23 March 11 07:47 ET
Mr Rajaratnam was met by photographers and camera crews at court

A former Intel executive has said that he passed company information to his friend Raj Rajaratnam in the biggest Wall Street insider-trading trial in decades.

Rajiv Goel made the claims as a witness for the prosecution.

Former billionaire hedge-fund manager Mr Rajaratnam is accused of making more than $45m (£28m) by illegally trading on insider information.

Mr Rajaratnam denies all charges.

Close ties

Mr Rajaratnam was arrested in October 2009, and has been freed on bail of $100m.

Should he be found guilty then he may face a prison sentence of more than 20 years.

Prosecutors have called the case the "largest hedge fund insider trading case in history".

They claim that Mr Rajaratnam used a network of contacts to get information that allowed him to make illegal profits from stock trades.

Mr Goel is described as a close friend of Mr Rajaratnam who told him the details of a business deal days before they became public knowledge.

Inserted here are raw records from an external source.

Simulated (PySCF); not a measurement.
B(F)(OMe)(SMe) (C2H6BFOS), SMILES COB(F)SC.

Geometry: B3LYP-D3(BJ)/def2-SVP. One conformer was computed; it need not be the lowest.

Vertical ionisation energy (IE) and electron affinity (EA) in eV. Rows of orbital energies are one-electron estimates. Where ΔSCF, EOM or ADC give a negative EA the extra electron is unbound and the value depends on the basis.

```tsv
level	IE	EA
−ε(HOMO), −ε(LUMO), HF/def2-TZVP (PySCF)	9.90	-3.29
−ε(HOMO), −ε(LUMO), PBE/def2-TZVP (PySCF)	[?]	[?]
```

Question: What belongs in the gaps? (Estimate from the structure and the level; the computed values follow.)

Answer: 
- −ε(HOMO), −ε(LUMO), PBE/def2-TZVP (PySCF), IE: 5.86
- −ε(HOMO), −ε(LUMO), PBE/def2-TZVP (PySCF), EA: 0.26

"I was afraid I was doing something where, if it turns out to be wrong, it will have a bearing on the friendship," Mr Goel said in a Manhattan court room.

So far more than two dozen people have been criminally or civilly charged in the case.

They include staff at some of America's biggest companies, including IBM and Intel.

As of now, 19 have pleaded guilty.

Prosecutors have said in a letter to the judge that they intend to call Goldman Sachs chief executive Lloyd Blankfein to testify in the case.